PASID + SR-IOV	Gen 6 workloads increasingly combine SR-IOV with PASID (PCIe-11, PCIe-22) — each compute kernel within a VF can have its own IOMMU address space via PASID, enabling per-process isolation within a VM that itself has a VF assigned.
ACS and IDE	Gen 6 adds IDE (TLP encryption, Cap ID 0034h) which can be applied per-VF to protect VF DMA traffic from physical eavesdropping on the PCIe traces or cables. Critical for multi-tenant cloud confidential computing.
VF MSI-X vectors	2048 MSI-X vectors per VF (PCIe spec max) may be reached by AI accelerator VFs with many compute queues. Gen 6 AI workloads may push this limit.

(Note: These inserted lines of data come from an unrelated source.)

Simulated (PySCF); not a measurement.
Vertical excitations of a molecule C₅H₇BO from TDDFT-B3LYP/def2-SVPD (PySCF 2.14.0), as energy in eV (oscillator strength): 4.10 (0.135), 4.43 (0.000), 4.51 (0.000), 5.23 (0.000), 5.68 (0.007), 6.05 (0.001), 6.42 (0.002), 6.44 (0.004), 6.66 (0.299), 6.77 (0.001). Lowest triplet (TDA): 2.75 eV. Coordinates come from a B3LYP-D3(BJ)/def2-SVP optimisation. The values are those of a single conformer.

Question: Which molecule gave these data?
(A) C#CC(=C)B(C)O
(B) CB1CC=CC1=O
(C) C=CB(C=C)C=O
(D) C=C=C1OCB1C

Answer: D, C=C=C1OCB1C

SR-IOV is fundamental to Gen 6 cloud AI infrastructure. At 64 GT/s, a single PCIe 6.0 slot connects an AI accelerator with hundreds of gigabytes per second of memory bandwidth. SR-IOV partitions this accelerator safely among multiple tenants without hypervisor mediation of the data path — enabling multi-tenant GPU/AI-as-a-Service at cloud scale. The SR-IOV mechanism defined in 2007 scales to Gen 6 hardware without protocol changes.

📋 Quick Reference

Item	Value / Rule
SR-IOV Extended Capability ID	0010h — in PF extended config space (100h+), accessible via ECAM
Physical Function (PF)	Standard PCIe endpoint. Contains SR-IOV capability. Managed by hypervisor. One per SR-IOV capable function.
Virtual Function (VF)	Lightweight endpoint. Own BDF address. Own VF BARs. No SR-IOV capability of its own. Assigned to VM.
TotalVFs	Hardware maximum VF count. Read-only. Software may not set NumVFs > TotalVFs.
NumVFs	Write before VF Enable. Sets how many VFs are created. Can only be changed when VF Enable = 0.
VF Enable (bit 0)	Write 1 to create VFs. Wait ≥100ms before VF config space access. Write 0 to destroy all VFs.
VF MSE (bit 3)	Must be set for VFs to respond to memory TLPs. Independent of Command register MSE in PF.
ARI Capable Hierarchy (bit 4)	Set before VF Enable when using ARI. Also requires ARI Forwarding Enable in upstream switch port Device Control 2.
First VF Offset	Routing ID offset from PF to VF1. Read-only, set by hardware.
VF Stride	Routing ID increment between consecutive VFs. Read-only, set by hardware.
VF BDF formula	VF_n = PF_Routing_ID + First_VF_Offset + (n−1) × VF_Stride. n counts from 1.
ARI	Extends Function number to 8 bits (256 functions per bus) by setting Device = 0. Required for >8 VFs.
VF BAR sizing	Same write-0xFFFFFFFF / read-back procedure as regular BARs. VF BAR total size = per-VF-size × NumVFs.
VF MMIO address formula	VF_n base = VF_BAR_base + (n−1) × per_VF_size
VF Device ID	All VFs have the same VF Device ID (from SR-IOV Cap register). Vendor ID = PF’s Vendor ID.
ACS requirement	ACS Source Validation + P2P Request Redirect must be enabled on all switch ports between SR-IOV device and Root Complex. Linux VFIO verifies this.
IOMMU isolation	Each VF’s DMA is isolated by IOMMU per-VF address space. PASID extends this to per-process within the VM.
VF config space	Minimal — Vendor ID, VF Device ID, Subsystem IDs, a few mandatory capabilities. No BARs in Type 0 header (BARs are in PF’s SR-IOV Extended Capability).
Gen 6 changes	SR-IOV mechanism unchanged. Per-VF bandwidth dramatically higher at 64 GT/s. IDE adds per-VF TLP encryption. PASID + SR-IOV for per-process IOMMU isolation in AI workloads.